Ireland is one of 11 EU states strongly criticised by a European Parliament committee investigating the transport and illegal detention of prisoners by the CIA.
The draft report expresses "serious concern" at the 147 stop-overs by CIA operated aircraft at Irish airports, many of which were coming from or directed to countries linked with extraordinary rendition. It highlights that several of the aircraft making stopovers in the Republic were involved in the rendition of seven people by the CIA as part of its "war on terror" after September 11th, 2001.
A spokesman for Minister for Foreign Affairs Dermot Ahern said last night that he was "livid" at the publication of the report two days before he is due to address the European Parliament committee on the issue.
The spokesman said Mr Ahern is "fuming" at the way the committee has conducted its business and said "at no stage" has any prisoner been rendered through Ireland. "It is absolutely bizarre that we would have the report of the findings of the committee about Ireland two days before the Minister is due to attend committee hearings. He will still go to the hearings and he will give a full and honest account of Ireland's position on this."
One of the 147 flights referred to in the EU report going back to 2001 detailed the movement of an aircraft owned by the Boston Red Sox baseball team. The route it took was more akin to a golfing holiday than anything more sinister, the spokesman said.
"This is more a case of extraordinary apparition rather than extraordinary rendition."
The EU report says aircraft that stopped off in Ireland were involved in the rendition of Agiza, El Zari, Al Rawi, El Banna, Britel, El Masri, Binyam. These individuals were secretly transported by the US secret service and some were later tortured in prisons outside Europe, such as Egypt. There is no evidence in the report to suggest they were ever transported through Irish airports but it says Germany, Italy, Sweden, Bosnia and Macedonia did facilitate rendition.

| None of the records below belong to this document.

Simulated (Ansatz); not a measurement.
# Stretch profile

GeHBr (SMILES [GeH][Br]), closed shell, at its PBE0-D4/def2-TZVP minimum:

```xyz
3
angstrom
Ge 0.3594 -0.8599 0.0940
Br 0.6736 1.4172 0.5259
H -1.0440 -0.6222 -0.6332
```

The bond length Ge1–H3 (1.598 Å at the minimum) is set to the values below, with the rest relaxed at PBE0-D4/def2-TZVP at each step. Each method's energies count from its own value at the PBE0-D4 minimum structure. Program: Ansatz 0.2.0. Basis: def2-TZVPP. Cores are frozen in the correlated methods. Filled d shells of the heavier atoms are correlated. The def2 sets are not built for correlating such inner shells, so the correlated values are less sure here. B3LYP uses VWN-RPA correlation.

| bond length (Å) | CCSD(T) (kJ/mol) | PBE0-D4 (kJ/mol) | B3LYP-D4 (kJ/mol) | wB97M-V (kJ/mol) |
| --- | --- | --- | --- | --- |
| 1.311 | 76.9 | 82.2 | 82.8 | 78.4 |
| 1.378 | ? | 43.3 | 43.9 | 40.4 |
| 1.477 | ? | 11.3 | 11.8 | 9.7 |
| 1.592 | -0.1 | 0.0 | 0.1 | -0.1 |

The draft report was presented to the committee after the appearance and testimony yesterday of the chairman of the Irish Human Rights Commission, Dr Maurice Manning. He told the committee that the Government was not complying with its legal obligations under the European Convention on Human Rights by failing to set up a random inspection regime to ensure rendition was not taking place.
He said the Government should not simply rely on US diplomatic assurances but instead should agree a legally enforceable agreement with the US and investigate the matter of renditions.